Last week, Amazon announced a new AWS service called Amazon Machine Learning, designed to “make it easy for developers of all skill levels to use machine learning (ML) technology.” The service is based on the same ML technology Amazon uses to anticipate efficiencies in supply chain management or detect fraudulent transactions, and is a counter-punch to the Microsoft Azure Machine Learning service announced last February.
Amazon’s claim is that, “The service uses powerful algorithms to create ML models by finding patterns in your existing data. Then, Amazon Machine Learning uses these models to process new data and generate predictions for your application.”
ML is something that the financial industry has utilized for decades to spot fraud. For example, many of us have had experiences when our credit card provider has contacted us to confirm the legitimacy of a recent purchase.

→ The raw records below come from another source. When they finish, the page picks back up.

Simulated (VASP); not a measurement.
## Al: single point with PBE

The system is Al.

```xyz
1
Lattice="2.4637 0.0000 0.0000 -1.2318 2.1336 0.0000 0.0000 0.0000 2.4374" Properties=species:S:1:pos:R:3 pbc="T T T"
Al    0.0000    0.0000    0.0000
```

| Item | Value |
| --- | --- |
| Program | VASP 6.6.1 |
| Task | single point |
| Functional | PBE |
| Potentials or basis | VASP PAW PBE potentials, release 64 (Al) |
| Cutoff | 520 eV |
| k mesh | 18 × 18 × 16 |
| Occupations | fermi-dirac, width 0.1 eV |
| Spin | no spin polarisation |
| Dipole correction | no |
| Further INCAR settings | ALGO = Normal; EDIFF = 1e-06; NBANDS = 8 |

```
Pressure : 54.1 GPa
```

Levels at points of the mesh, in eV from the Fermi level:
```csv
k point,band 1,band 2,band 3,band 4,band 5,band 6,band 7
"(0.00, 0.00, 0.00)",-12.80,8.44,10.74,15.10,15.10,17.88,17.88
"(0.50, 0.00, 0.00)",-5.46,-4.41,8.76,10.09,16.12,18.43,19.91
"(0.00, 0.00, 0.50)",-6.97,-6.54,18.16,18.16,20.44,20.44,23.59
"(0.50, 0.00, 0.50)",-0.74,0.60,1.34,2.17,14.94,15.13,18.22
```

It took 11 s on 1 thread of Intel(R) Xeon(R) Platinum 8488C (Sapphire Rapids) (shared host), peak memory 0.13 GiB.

In IT security, we have relied heavily on static rules to detect threats based on known attack patterns. But if the steady revelation of new victims is any indication, that approach has long ago reached its limits. The recent development of the democratization of ML is an indication that it’s time to consider adding it to our security arsenal.
What machine learning can bring to IT security
The intersection of ML and IT Security focuses on analytics – an emerging buzzword in security that implies more than just reporting. It encompasses an automated analysis of data that ideally elevates the proverbial needle in the haystack that represents a real threat above the typical noise in the system.
Threats have multiplied and become more sophisticated in the last ten years, while infrastructure and applications have expanded as well. We don’t lack security information – on the contrary, we are overwhelmed with data that, given time, could produce meaningful threat disruption. It’s the time, particularly of qualified security professionals, that is lacking.
So the automated analysis of security data, or analytics, is critical to regaining some semblance of control over the ocean of data that is generated and dumped into SIEM tools daily.
Not just any analytics
The most important aspect of analytics in the context of IT security today is user behavior analytics. Based on what has been reported, many of the recent and largest breaches, including Anthem and Sony Pictures, can be attributed to the theft of insider credentials, particularly those of privileged users. So understanding what behavior is normal for users and being able to identify behavior that is abnormal is a critical component of finding threats.
But in order to support user behavior analytics, we must know who our users are. Identity and Access Management (IAM) systems can supply identity context with attributes such as role, entitlements and organizational structure, to enhance the information necessary to determine risk.
Identity and Access Management needs machine learning too
IAM has been evolving to use risk information to become more intelligent. For example, risk-based authentication (RBA) considers parameters such as location, device, IP address and history, sensitivity of information accessed and certain user attributes to determine a risk score before allowing access to a user. Based on that score, step-up authentication can be required, including multi-factor authentication if necessary. Adaptive certifications are another example of the use of risk data in IAM.
But these risk scores are, once again, based on static rules. ML offers an opportunity to more dynamically measure risk.
Will this actually work?
It remains to be seen whether Amazon or Microsoft’s approach to ML can be applied to IT security (or IAM). While machine learning as a service (MLaaS) is the latest iteration, there are certainly other approaches, such as Apache Spark and their Spark ML library. Regardless of the approach, the time for applying machine learning to IT security has come. The financial fraud industry, who started this in the 1970s, is wondering what took us so long.